Thinning fruit on apple trees will help spread out the tree’s energy resources this year and into next year.

By Carrie Knutson, Horticulture Agent
NDSU Extension - Grand Forks County

I planted my apple trees about four years ago. One of the apple trees is very productive. It is the little tree that could, despite being my dog’s third favorite chew toy (the dogwood and lilac shrubs are numbers one and two).

Judging by the number of blooms, the tree has big dreams for this growing season. The apple blossoms escaped the frost in May. If the bees were able to do their jobs, there will be an extra-large apple crop. Sadly, the apple tree’s structure is not up to supporting all the weight of those apples, so I will be thinning apples this year.

Thinning fruit on apple trees will help spread out the tree’s energy resources, resulting in larger fruit with better quality. Reducing the number of fruits on a tree also frees up energy that can be used to produce flower buds for next year which minimizes biennial fruiting. This is the main reason fruit is thinned from trees.

In addition, fruit thinning will reduce the risk of broken branches from the weight of too many apples later in the growing season. This is important for young trees with weak branches, but it is equally important for older trees that have huge crops of apples. However, proper pruning will help reduce branch breakage on older trees more than fruit thinning.

To thin apples, remove them from the tree before they are the size of a dime. Leave the largest fruit, removing fruit that is small or damaged first. For apple trees, leave one or two fruits per flower cluster or thin fruits to about one fruit every 4 to 6 inches. It may take some practice to figure what is the best balance for your tree.

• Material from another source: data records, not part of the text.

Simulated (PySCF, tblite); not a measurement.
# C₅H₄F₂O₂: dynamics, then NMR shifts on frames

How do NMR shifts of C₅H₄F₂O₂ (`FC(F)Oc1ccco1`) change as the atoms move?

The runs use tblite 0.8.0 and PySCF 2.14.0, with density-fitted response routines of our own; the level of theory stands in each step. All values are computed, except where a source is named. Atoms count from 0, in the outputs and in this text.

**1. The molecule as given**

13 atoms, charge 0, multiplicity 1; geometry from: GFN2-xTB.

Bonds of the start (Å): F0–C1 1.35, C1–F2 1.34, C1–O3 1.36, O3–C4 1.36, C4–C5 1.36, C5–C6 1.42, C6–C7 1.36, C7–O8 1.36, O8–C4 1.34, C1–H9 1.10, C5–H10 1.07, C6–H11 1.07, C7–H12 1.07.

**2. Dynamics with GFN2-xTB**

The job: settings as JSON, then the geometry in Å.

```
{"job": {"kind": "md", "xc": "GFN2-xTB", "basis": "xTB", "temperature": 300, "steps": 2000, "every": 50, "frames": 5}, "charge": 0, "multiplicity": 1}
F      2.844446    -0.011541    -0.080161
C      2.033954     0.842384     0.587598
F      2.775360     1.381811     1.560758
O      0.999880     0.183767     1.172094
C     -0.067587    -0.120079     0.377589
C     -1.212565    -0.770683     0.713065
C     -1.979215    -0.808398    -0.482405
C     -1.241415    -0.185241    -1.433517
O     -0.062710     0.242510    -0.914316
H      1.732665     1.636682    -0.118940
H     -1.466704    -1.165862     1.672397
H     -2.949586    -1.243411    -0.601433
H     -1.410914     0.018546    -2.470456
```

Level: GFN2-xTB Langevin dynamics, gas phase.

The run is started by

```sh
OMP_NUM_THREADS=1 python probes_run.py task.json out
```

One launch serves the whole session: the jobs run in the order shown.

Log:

Don’t forget, Mother Nature will often aid in our fruit thinning actions. Some fruit will drop from the tree without any help from us. Remember to account for this loss when you do your thinning. Sometimes thinning isn’t necessary because a late frost or poor pollination results in a smaller number of fruits. Dry weather and high winds can also cause fruit to drop. Last year, there was not enough apples to even worry about thinning fruits on my tree.

Thinning by hand is the most common method for gardeners. Be careful not to tear or damage the young branches. A small scissors is a great tool to use for fruit thinning. Chemicals can be used to thin fruits but are often only used in orchards. Chemical thinning can be unpredictable and many factors can determine the results.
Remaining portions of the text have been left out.